London Police have confirmed that an official investigation is underway into the death of a 39-year old JPMorgan Vice President whose body was found on the 9th floor rooftop of a JPMorgan building in Canary Wharf two weeks ago.


The news reports at the time of the incident of Gabriel (Gabe) Magee’s “non suspicious” death by “suicide” resulting from his reported leap from the 33rd level rooftop of JPMorgan’s European headquarters building in London have turned out to be every bit as reliable as CEO Jamie Dimon’s initial response to press reports on the London Whale trading scandal in 2012 as a “tempest in a teapot.”


An intense investigation is now underway into the details of exactly how Magee died and why his death was so quickly labeled “non suspicious.” An upcoming Coroner’s inquest will reveal the details of that investigation.

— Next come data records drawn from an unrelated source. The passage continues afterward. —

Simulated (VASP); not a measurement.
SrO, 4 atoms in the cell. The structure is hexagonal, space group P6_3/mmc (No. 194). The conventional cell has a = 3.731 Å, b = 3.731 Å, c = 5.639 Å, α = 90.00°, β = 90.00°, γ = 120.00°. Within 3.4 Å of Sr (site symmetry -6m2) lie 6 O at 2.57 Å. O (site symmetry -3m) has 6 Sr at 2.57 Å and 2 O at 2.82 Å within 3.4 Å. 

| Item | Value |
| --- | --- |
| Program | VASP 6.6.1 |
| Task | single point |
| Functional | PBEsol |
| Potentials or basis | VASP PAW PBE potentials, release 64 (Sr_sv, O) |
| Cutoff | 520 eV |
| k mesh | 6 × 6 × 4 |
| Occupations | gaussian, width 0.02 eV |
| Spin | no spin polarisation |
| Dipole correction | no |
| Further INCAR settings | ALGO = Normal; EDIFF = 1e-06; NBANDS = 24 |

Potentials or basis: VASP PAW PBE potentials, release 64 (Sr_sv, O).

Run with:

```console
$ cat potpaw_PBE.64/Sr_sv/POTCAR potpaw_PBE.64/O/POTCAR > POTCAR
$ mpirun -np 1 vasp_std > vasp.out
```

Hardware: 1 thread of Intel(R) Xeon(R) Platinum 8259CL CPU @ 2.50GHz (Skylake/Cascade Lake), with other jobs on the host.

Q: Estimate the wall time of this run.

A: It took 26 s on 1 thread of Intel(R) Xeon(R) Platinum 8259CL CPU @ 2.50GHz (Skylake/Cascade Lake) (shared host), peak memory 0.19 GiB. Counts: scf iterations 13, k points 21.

It’s becoming clear that when JPMorgan tells us “nothing to see here, move along,” that’s the precise time we need to bring in the blood hounds and law enforcement with the guts to get past this global behemoth’s army of lawyers who have a penchant for taking over investigations and producing their own milquetoast reports of what happened.


Jamie Dimon’s so-called “tempest in a teapot” in the London Whale matter morphed into $ 6.2 billion in bank depositor losses, $ 1 billion in fines to JPMorgan, 300 pages of scandalous details by the U.S. Senate’s Permanent Subcommittee on Investigations that called into question JPMorgan’s risk controls and the integrity of upper management, and, finally, resulted in criminal charges against two of the men involved. The criminal cases have yet to go to trial.


According to numerous sources close to the investigation of Gabriel Magee’s death, almost nothing thus far reported about his death has been accurate. This appears to stem from an initial poorly worded press release issued by the Metropolitan Police in London which may have been a result of bad communications between it and JPMorgan or something more deliberate on someone’s part.


The Metropolitan Police have provided me with their original press release. It reads:


“Police were called at approximately 08.02 hrs on Tuesday 28 January to reports of a man having fallen from a building at 25 Bank Street, E14 and landing on a ninth floor roof. London Ambulance Service and London Air Ambulance attended. The man was pronounced dead at the scene a short while later. The deceased is believed to be aged 39. We believe we know the identity of the deceased but await formal identification. Next of kin have been informed. No arrests have been made and the death is being treated as non-suspicious.”


That press release resulted in CNBC running with this headline: “Death Plunge at JP Morgan Tower Not Suspicious, Police Say.” Dozens of other media followed with similar reporting.


The Independent newspaper in London flatly stated that Magee “died after falling from the roof.” The London Evening Standard tweeted: “Bankers watch JP Morgan IT exec fall to his death from roof of London HQ,” which linked to their article which declared in its opening sentence that “A man plunged to his death from a Canary Wharf tower in front of thousands of horrified commuters today.”


At this moment in time, police have yet to produce a single witness who saw Magee jump from the rooftop of this building, let alone “thousands of horrified commuters.” (Exactly why would thousands of horrified commuters be standing in front of 25 Bank Street at 8:02 a.m. with their necks tilted up toward the roof? Magee did not land on the sidewalk; his body was found on a rooftop 9 floors above street level.) Both the Independent and London Evening Standard newspapers are majority owned by Alexander Lebedev, a Russian and former KGB agent.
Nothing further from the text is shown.